Nice, I'm glad we had the same idea!

I tried to reduce this to a minimal reproduction:

# a.rb
class A
  # B
end

# B

# b.rb
autoload :A, "./a.rb"

class B < A
end

However, when running ruby b.rb with B uncommented in either location I get the NameError. I think I'm understanding the problem better, but now I'm not sure if moving the load_hook will fix the issue. In either case, the load_hook fires while the < A is being resolved, so B never has a chance to be defined.

I realize that another solution as a engine maintainer is to add load hooks to every subclass, but that seems onerous, and as an application developer I'd have to convince other engine maintainers to do so (which is totally ok, so long as there isn't a better way I'm missing or a reasonable central interface for modifying autoloaded subclasses).

I'm not sure how blessed this is, but as an engine managed by Zeitwerk you could use loader.on_load: https://github.com/fxn/zeitwerk?tab=readme-ov-file#the-on_load-callback

Rails.autoloaders.main.on_load("GoodJob::UtilityJobOne") do |job, _abspath|
  job.queue_name = "something_custom"
end

That would potentially give you the granularity of configuring individual classes without the maintenance of defining load_hooks for each class?

bensheldon commented 2 months ago

I just opened up #52280 to move the ActiveSupport.run_load_hooks. It seems conceptually like the right thing to do, even if the reproduction is weird (I need to play with that more myself!)

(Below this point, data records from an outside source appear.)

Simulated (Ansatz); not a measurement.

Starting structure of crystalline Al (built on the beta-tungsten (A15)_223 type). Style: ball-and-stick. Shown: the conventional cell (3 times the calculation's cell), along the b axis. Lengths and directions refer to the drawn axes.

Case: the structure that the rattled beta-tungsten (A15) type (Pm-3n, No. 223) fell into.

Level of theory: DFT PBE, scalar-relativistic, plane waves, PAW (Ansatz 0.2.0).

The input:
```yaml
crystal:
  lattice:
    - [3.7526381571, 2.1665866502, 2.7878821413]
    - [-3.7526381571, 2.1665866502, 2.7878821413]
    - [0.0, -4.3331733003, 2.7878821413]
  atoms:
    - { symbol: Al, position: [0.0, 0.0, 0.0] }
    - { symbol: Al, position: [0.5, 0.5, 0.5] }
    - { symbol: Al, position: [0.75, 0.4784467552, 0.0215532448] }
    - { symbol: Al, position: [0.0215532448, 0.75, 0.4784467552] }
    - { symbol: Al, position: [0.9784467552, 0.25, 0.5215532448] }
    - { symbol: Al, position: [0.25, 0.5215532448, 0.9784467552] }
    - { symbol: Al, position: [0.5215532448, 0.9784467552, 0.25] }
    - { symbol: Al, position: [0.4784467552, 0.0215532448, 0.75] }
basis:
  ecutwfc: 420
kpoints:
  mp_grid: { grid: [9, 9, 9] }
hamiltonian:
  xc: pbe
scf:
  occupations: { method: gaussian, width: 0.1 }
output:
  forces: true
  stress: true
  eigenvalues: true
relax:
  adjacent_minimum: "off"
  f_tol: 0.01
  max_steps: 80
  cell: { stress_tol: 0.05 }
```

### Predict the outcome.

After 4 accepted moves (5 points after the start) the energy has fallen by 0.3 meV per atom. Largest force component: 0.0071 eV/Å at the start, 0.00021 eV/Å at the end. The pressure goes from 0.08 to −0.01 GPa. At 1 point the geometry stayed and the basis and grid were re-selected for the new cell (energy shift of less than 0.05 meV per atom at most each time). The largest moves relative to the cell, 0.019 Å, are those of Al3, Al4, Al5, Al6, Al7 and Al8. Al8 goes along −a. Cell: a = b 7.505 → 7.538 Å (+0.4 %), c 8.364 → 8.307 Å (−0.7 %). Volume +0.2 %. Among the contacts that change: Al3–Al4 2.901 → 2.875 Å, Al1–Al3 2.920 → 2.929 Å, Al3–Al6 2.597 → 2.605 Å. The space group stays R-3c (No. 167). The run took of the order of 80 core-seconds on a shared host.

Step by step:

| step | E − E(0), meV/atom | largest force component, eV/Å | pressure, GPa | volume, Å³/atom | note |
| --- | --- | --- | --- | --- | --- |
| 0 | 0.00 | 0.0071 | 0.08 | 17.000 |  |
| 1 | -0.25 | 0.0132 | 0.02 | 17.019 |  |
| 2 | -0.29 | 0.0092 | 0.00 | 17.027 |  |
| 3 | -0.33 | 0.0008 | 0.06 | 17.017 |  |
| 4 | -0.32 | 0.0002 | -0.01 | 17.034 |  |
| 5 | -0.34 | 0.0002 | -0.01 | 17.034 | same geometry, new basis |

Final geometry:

Also, I remembered the trouble with Zeitwerk's loader.on_load: it doesn't get called if the constant has already been loaded.

In particular, if the target was already loaded when the callback is defined, the block won't run.

Which makes it brittle because disordered applications may load constants at weird times, and I'm not sure if my gem/engine can enforce the requirement that modification happen before Zeitwerk setup.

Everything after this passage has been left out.